Monthly Archives: June 2008

Normally I couldn’t give a hoot for soccer, or football. Until there is a world or now European Championship. Now I devour the sports’ section of the local papers every day, scrounging for gossip about the players, looking for analysis and predictions about the outcome of future games, opinions about outstanding players and disappointing ones. About new stars and sudden has-beens.  I don’t actually watch all the games because if you have been following this blog you will know that we don’t have a TV. Thus actually watching a game means finagling an invite to a friend’s house or going to a public viewing event and paying two euros to follow on a huge screen.  Luckily we were invited to a friend’s house last week when Germany scored two beautiful goals in the first 25 minutes in a cliffhanger of a match against Portugal that reasserted the German team’s right to hope for more. I do love a hero. And the Germans came up with a couple of heros that night. The Germans, of course, are never the liebling of other nations. We all moan for the Brazilians at the World Cup - they play such acrobatic and quick soccer – while the Germans typically plod forward, set up their combinations, and get on with it.

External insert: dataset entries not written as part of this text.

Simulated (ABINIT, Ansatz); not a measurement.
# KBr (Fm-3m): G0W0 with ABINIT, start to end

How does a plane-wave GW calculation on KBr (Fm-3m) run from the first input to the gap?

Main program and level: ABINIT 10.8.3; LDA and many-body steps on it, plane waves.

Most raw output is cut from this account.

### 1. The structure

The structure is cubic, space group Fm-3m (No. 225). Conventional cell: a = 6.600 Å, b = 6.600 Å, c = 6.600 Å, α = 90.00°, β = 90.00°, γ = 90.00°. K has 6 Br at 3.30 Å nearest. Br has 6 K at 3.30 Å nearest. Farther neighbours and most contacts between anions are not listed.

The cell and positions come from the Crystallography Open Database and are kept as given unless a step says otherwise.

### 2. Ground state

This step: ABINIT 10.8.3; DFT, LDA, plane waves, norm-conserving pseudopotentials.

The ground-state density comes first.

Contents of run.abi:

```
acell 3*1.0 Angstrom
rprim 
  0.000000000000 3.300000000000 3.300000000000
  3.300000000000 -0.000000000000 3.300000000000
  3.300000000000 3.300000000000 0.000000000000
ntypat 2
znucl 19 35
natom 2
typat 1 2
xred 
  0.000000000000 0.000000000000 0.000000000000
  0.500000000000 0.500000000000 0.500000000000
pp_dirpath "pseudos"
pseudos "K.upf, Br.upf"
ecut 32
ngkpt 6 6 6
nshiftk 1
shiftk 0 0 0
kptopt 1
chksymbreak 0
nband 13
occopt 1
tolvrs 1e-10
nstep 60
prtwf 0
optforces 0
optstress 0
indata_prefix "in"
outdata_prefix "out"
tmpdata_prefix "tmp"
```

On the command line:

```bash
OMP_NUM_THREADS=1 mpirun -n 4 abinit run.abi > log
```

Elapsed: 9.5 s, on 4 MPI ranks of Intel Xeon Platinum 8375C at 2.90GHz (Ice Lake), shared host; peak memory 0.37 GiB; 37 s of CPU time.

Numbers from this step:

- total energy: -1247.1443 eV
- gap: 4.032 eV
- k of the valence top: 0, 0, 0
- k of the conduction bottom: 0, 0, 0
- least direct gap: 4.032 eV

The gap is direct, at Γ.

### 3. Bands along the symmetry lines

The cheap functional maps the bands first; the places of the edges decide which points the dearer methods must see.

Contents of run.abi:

Soccer is all around. Flags fly from cars and windows – mostly German, but also Turkish, French, Spanish, Italian, Croatian. In offices and staffrooms, petty betting takes place. In schools, the children wear the jerseys of their favorite teams. Last week I wrote a note to my son’s fourth grade teacher who had been assigning merciless amounts of homework. I gently reminded her that when my other son was in fourth grade, the class didn’t get homework when the home team played. Even the employees in the production facilities at the Daimler plant in Stuttgart get the evening off on Wednesday when Germany meets Turkey in the semi-final.

At my local Italian grocer’s the conversation was ripe with speculation on Saturday. Domenico – who must be crying a river since last night when Italy was kicked out in a penalty shoot-out by underdog Spain – says there will be trouble in Germany, no matter whether Turkey or Germany emerges the winner. Certainly there will be celebrations. The Turkish form the largest ethnic minority in Germany, and the team’s tremendous success at the EM has been accompanied by an outpouring of pride. The papers warn not to underestimate the Turkish team. And unlike Domenico, some reporters believe that the match could actually lead to better understanding between the Turkish population in Germany, and the Germans. Es bleibt spannend!

The first two words of German I learned are telling. Either about the person I am, or the person who taught me the language. Or both. Those words were “schön” (beautiful) and “lustig” (funny). We were living in China at that time. My husband – and teacher – was a lecturer of German to students at the Foreign Languages Institute in Beijing. I remember visiting an art exhibition in Beijing with them, and stopping before every painting, I would utter either “schön” or “lustig.” The weird thing was, it worked. No one was the wiser.

Actually I brought two other words to the relationship, but neither was very helpful in communicating on a daily basis. One I had learned as a teenager from the TV series “Hogan’s Heroes”. “Blitzkrieg” was not a word that made small talk with Germans easy. My other word – “Oberschenkel” (thigh) might have gotten me further – faster-, but instead my husband and I started small.

He taught me all the parts of the body, one by one, and I repeated them one by one: Augen (eyes ), Nase (nose ), Mund (mouth ), Schulter (shoulders) and so on, down the line. When people ask how I learned German, I tell them “pillow talk”.

I have been gathering evidence in my own unscientific and amateurish way that the Germans have a spiritual attachment to their forests, and I believe I have a strong and emotional case for this claim. Yesterday morning I met my girlfriends for our Sunday morning power walk in our local mini forest.  Martina, at the head of the group, greeted the forest with a loud “Hello trees, here we come!” By the time we were on the home stretch an hour later, Doris and Heidi were in a deep discussion about the scents of different trees. “Warm pines,” smiled Heidi with a look of deep satisfaction on her face, ”in southern France.” Doris, who was brought up in the Black Forest, claimed that it has a deep, dark scent, worthy of its name. 

On the weekend, in the company of two of our best and oldest friends, I asked how many poems they could think of off the top of their heads with “der Wald” as a theme. They immediately mentioned Eichendorff and Goethe. And the first time I visited Germany, my hosts took me for a walk in the woods, which was criss-crossed with neat paths. In Canada my husband was always befuddled by the forests. Because there are no foot paths, no signposts. There is a reason we refer to it as “the bush”. Unless they are national or provincial parks, the Canadian forests are wild and forbidding for people on foot who are not equipped to fight mosquitos, underbrush, bears and poison ivy. Not that the German forests are tame, but they are civilized, welcoming, signposted, and open to the public.